An Option for Do-Gooders that Still Want to Make Money: The Public Benefit Corporation

The greater good and company objectives oftentimes go together like oil and water. Running a business with no connection to a discernible public benefit can leave employees and other company stakeholders disillusioned. Economist, Milton Friedman, in his book Capitalism and Freedom, championed the principle of shareholder primacy when he stated "corporations have no higher purpose than maximizing profits for their shareholders." The shareholder primacy theory has been the guiding principle of corporate governance for over 100 years in America. In fact, in 1919 the Michigan State Supreme Court in Dodge vs. Ford Motor Company affirmed the primacy of shareholder value maximization in a ruling. Various other court rulings affirmed or generally agreed with this ruling. Essentially, a company’s board of directors must consider the interests of shareholders above all else. The business judgment rule does give the board a good amount of discretion, but its decisions still must in some way be connected to the benefit of shareholders above all.

Now, for profit companies do not have to be governed by shareholder primacy; they have a choice: the Benefit Corporation. Benefit Corporations (a.k.a. Public Benefit Corporation or PBC) are authorized by 35 U.S. states and DC. PBCs are not required to act solely in the interest of shareholders; they can take into account making a positive impact on other stakeholders, such as: society, employees, the community and the environment. This is certainly appealing to many new entrepreneurs whose mission isn’t simply to get rich but to also leave the world in a better place.

PBCs have certain requirements that C-Corps do not have. First, PBCs must create an Annual Benefit Report (“Report”). This Report must be measured against a 3rd party standard, which has required criteria. Second, management must consider benefits of all stakeholders, including: consumers, suppliers, stockholders, suppliers, employees and the global and local environment. Third, your corporate articles must state a clear "public benefit."

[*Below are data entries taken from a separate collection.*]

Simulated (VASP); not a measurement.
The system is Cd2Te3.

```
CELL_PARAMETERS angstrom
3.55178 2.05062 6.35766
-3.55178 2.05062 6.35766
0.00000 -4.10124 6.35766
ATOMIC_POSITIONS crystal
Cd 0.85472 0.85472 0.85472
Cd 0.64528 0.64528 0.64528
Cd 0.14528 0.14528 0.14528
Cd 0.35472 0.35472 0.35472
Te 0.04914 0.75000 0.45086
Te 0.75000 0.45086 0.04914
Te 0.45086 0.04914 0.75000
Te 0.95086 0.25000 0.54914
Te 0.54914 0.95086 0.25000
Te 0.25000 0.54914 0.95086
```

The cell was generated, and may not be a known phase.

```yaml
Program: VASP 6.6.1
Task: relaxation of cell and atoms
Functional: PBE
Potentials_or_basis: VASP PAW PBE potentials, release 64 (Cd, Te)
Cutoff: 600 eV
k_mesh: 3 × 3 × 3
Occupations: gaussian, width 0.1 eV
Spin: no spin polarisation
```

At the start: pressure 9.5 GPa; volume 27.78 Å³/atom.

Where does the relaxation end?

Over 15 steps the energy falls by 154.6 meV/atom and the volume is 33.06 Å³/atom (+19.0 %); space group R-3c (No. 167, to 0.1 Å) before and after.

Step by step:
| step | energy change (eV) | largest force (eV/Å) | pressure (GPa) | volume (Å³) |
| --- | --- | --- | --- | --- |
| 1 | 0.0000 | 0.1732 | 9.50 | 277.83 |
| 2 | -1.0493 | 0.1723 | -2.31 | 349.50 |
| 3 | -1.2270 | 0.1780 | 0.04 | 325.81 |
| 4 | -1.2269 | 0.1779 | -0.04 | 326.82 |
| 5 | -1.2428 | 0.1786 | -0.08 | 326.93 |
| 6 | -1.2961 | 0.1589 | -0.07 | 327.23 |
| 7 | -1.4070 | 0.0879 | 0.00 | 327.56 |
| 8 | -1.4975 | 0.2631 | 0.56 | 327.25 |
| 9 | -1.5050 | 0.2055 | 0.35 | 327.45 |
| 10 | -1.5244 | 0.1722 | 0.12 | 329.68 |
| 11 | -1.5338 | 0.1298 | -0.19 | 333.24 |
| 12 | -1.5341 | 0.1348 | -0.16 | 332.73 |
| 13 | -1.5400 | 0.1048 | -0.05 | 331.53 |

Further, PBCs have discernible legal advantages and disadvantages. Below are some of the legal advantages and disadvantages. Here are some of the following advantages: 1) Director liability risk goes down because they're no longer subject to shareholder primacy rule. PBCs can consider non-shareholder objectives. 2) There is no discernible legal liability for to perform on meeting public benefit spelled out in your art. 3) There are no tax credits thus far with the exception of a small tax break in Philadelphia. Here are some of the following disadvantages: 1) There is more time and cost company must dedicate to perform an assessment of your public benefit (annual report and 3rd party standard evaluation). 2) Board decision-making becomes more complex as boards must be mindful of all stakeholders and not simply the shareholders.

Forming a PBC can certainly be beneficial for the right company, but it’s not for everyone. There are social responsibility investors and other companies that will likely be more attracted to investing or doing business with your company. You join a community of other like-minded companies. Last, you can direct the company in a way that is meaningful to you. If you’re interested in potentially forming a PBC, you should reach out to a corporate attorney to determine if a PBC is right for you.